Leo Zaibert
(Letter to the Editor, Times Literary Supplement, Sept 7 2001)
Hugo Chávez, the latest Latin American chieftain, who, machete in hand, proudly repeats in political rallies the Carib’ motto: Ana Karina Rote (“Only we are people”), indeed deserves attention. Not quite the adulatory attention that Richard Gott (In the Shadow of the Liberator), and to a lesser extent, Alastair Hennessy (Just the two of us, TLS, Aug. 24 2001) have paid him, but critical attention. Chávez, who now wields immense power, has confessed to being a conspirator since his teens. Even Richard Gott admits that Chávez’s motley crew of advisors has included noted anti-Semite, and ultra-nationalist, Norberto Ceresole (In the Shadow, 131-32). Since taking office in 1998, Chávez, the former paratrooper, has dramatically changed Venezuela. Great ingenuity is needed in order to argue that Venezuela is still a democracy, though it was, until Chavez, and in spite of its many shortcomings, the strongest one in Latin America. In addition to having concentrated all power in himself and his chums, thereby rendering the separation of powers utterly spurious, Chávez has changed the name of Venezuela (now Bolivarian Republic of Venezuela), and has enacted a new constitution, which will allow him legally to remain in power for thirteen years. The last Latin American ruler to engage in this sort of constitutional maneuver was Peru’s Alberto Fujimori.

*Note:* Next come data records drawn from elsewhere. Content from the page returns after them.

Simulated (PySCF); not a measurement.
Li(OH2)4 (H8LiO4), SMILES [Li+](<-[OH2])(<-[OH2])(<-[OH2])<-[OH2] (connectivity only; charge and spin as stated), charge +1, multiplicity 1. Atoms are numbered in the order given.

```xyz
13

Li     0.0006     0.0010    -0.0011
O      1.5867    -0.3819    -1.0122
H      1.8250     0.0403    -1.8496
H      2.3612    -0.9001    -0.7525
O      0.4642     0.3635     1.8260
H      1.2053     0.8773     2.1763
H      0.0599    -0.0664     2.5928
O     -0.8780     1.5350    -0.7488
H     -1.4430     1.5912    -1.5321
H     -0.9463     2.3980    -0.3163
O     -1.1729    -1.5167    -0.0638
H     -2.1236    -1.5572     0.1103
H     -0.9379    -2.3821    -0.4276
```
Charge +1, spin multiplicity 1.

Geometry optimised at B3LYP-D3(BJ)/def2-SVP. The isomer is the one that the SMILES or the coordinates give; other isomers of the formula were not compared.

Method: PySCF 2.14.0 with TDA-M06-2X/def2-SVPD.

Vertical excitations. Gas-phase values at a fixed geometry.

Surprisingly, both Gott and Hennessy ignore these issues. Though Hennessy wishes to distance himself from Gott’s enthusiasm regarding Chávez, reminding us about the “ambivalent successes of Peronist Argentina and the Bolivian revolution”, already to refer to these cases as successes (albeit ambivalent ones) is to give the game away. By and large, Hennessy, like Gott, seems blinded by how “interesting” and “thought-provoking” Chávez is, as he avoids any critical assessment of Chávez’s regime and of Gott’s take on it. Hennessy merely, and almost grudgingly, faults Gott for not caring about some issues he cares about. Hennessy would have liked Gott to explore what would have happened if “Venezuela and Cuba [had] been able to co-operate after the overthrow of their respective dictatorships in 1958 and 1959”, to examine whether, given “the huge post-war Italian immigration [no larger than Spanish or Portuguese immigration, incidentally]” the Mafia is “a force” in Venezuela, to assess “the role of women and popular music in raising political awareness” and other issues whose importance is debatable. Far from criticizing, Hennessy actually echoes Gott’s acrimonious, sweeping generalization: Venezuela is “a society of gangsters and looters”.
Gott ended his book with a whimsical discussion about the abundance of Worcestershire sauce brands in Venezuela, and by, tongue in cheek – one would have hoped – making connections between the marketing of the sauce and global capitalism. Hennessy takes Gott seriously, imploring his readers to pay attention to Gott’s discussion of Worcestershire sauce, insofar as, “in microscopic detail”, it “masterly… illuminate[s] the workings of international capitalism”. Day in and day out Chavez’s government reveals itself to be incapable of remedying the vices of the ancien régime: nepotism is at an all-time high, state bureaucracy has reached Orwellian proportions, corruption scandals have multiplied exponentially, and Chávez’s attacks on the free press (“traitors”) and on his opponents (“squealing pigs”) presage full-blown totalitarianism. Meanwhile, Gott and Hennessy, infatuated with Chávez’s so called revolution and with military radicalism in the land of magical realism, dissertate about Worcestershire sauce.